Jim Berger gives the following example illustrating the difference between frequentist and Bayesian approaches to inference in his book The Likelihood Principle.

Experiment 1:

A fine musician, specializing in classical works, tells us that he is able to distinguish if Hayden or Mozart composed some classical song. Small excerpts of the compositions of both authors are selected at random and the experiment consists of playing them for identification by the musician. The musician makes 10 correct guesses in exactly 10 trials.

Experiment 2:

A drunken man says he can correctly guess in a coin toss what face of the coin will fall down. Again, after 10 trials the man correctly guesses the outcomes of the 10 throws.

A frequentist statistician would have as much confidence in the musician’s ability to identify composers as in the drunk’s ability to predict coin tosses. In both cases the data are 10 successes out of 10 trials. But a Bayesian statistician would combine the data with a prior distribution. Presumably most people would be inclined *a priori* to have more confidence in the musician’s claim than the drunk’s claim. After applying Bayes theorem to analyze the data, the credibility of both claims will have increased, though the musician will continue to have more credibility than the drunk. On the other hand, if you start out believing that it is completely impossible for drunks to predict coin flips, then your posterior probability for the drunk’s claim will continue to be zero, no matter how much evidence you collect.

Dennis Lindley coined the term “Cromwell’s rule” for the advice that nothing should have zero prior probability unless it is logically impossible. The name comes from a statement by Oliver Cromwell addressed to the Church of Scotland:

I beseech you, in the bowels of Christ, think it possible that you may be mistaken.
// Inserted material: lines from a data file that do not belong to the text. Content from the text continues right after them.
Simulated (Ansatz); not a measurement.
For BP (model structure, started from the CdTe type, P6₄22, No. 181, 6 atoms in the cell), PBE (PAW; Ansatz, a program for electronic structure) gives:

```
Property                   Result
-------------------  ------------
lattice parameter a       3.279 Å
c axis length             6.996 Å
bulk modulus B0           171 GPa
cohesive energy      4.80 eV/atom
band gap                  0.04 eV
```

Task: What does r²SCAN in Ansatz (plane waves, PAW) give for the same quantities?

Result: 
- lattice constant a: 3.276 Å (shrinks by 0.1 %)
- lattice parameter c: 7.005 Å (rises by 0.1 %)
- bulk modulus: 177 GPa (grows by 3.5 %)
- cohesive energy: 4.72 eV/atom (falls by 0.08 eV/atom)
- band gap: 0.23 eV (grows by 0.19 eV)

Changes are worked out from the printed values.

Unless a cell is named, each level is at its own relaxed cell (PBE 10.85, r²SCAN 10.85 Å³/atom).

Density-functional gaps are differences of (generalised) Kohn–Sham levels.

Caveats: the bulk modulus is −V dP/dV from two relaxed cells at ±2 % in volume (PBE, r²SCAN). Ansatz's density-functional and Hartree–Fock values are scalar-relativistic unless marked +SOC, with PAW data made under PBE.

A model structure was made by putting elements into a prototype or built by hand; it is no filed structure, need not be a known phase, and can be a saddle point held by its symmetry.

In probabilistic terms, “think it possible that you may be mistaken” corresponds to “don’t give anything zero prior probability.” If an event has zero prior probability, it will have zero posterior probability, no matter how much evidence is collected. If an event has tiny but non-zero prior probability, enough evidence can eventually increase the posterior probability to a large value.

The difference between a small positive prior probability and a zero prior probability is the difference between a skeptical mind and a closed mind.